Since the break up of Lower Than Atlantis last year, guitarist Ben Samson has wasted no time in a new outlet by forming a fresh outfit, Paper Mill.
It’s a project which sees him teaming up with his brother Luke on bass, and Matt Rider of The Holiday Plan (and has also guested on some Lower Than Atlantis tracks) on vocals/guitars. Now, they introduce themselves with the release of their debut EP, ‘Past The West Way’.
Opening things up, ‘Bruce’ packs a punch from the get-go. The track feels relatable, surrounding the topic of how the world needs to work together as opposed to against one another, with lyrics such as “Nobody wins unless we all win / Is this the kind of new world you were dreaming of you want to give your children?”, creating thought-provoking reflection of the current times we’re living in perfectly.
This soon transitions into standout track, ‘Get Real’, which offers up a real sense of nostalgia. Musically it conjures up the British pop-rock sound that was making waves in the early 2010s, with bands such as Deaf Havana and Kids In Glass Houses. It has a level of maturity surrounding the reality of having to grow up, which will be a hit with older fans, whilst counterbalancing itself perfectly with catchy sing-along lyrics that are easy to envision becoming a hit at live shows.

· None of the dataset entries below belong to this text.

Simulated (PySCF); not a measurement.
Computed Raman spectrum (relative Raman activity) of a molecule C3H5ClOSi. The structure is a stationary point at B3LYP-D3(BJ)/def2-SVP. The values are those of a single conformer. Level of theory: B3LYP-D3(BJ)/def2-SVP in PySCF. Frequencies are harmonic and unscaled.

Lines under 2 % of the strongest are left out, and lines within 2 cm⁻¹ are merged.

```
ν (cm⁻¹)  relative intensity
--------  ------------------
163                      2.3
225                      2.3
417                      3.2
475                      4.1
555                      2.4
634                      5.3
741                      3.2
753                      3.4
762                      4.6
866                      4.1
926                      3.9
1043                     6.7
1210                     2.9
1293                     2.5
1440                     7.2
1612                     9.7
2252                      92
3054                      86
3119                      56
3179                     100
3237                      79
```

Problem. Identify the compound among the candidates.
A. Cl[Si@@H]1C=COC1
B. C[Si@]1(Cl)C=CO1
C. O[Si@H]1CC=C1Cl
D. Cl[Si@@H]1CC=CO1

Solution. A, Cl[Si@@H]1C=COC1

Slowing the pace down is the beautifully stripped back ‘Lock And Key’. The track mostly showcases Rider‘s vocals in a spoken word style performance, allowing us to get fully invest in the emotional story that’s being told. At times it’s an uncomfortable yet extremely open and vulnerable song.
With the demise of Lower Than Atlantis still relatively fresh, it would be easy to assume Paper Mill could be almost be LTA 2.0. There are moments where you can sense that vibe, such as Ben‘s solo in ‘Black Mirror’ with its distorted, heavier sound, but given his unique way of playing, it was inevitable there would be mild similarities. Still, at no point does it distract from what Paper Mill are all about.
‘Standing On The Edge’ switches things up with a gritter, heavier sound, with Rider seriously stretching his vocals to create an incredibly melodic anthemic ending. It would’ve been interesting to have heard a bit more of this on the EP, but it’s definitely something that could well be built upon in future records.
For a band who only really formed a year ago, it’s safe to say that ‘Past The West Way’ is an impressive debut, an attribute to the evidently impressive working relationship that this trio have. Each of the six tracks offer up something a little different whilst still leaves you wanting more. It’ll be exciting to see what the future holds for Paper Mill.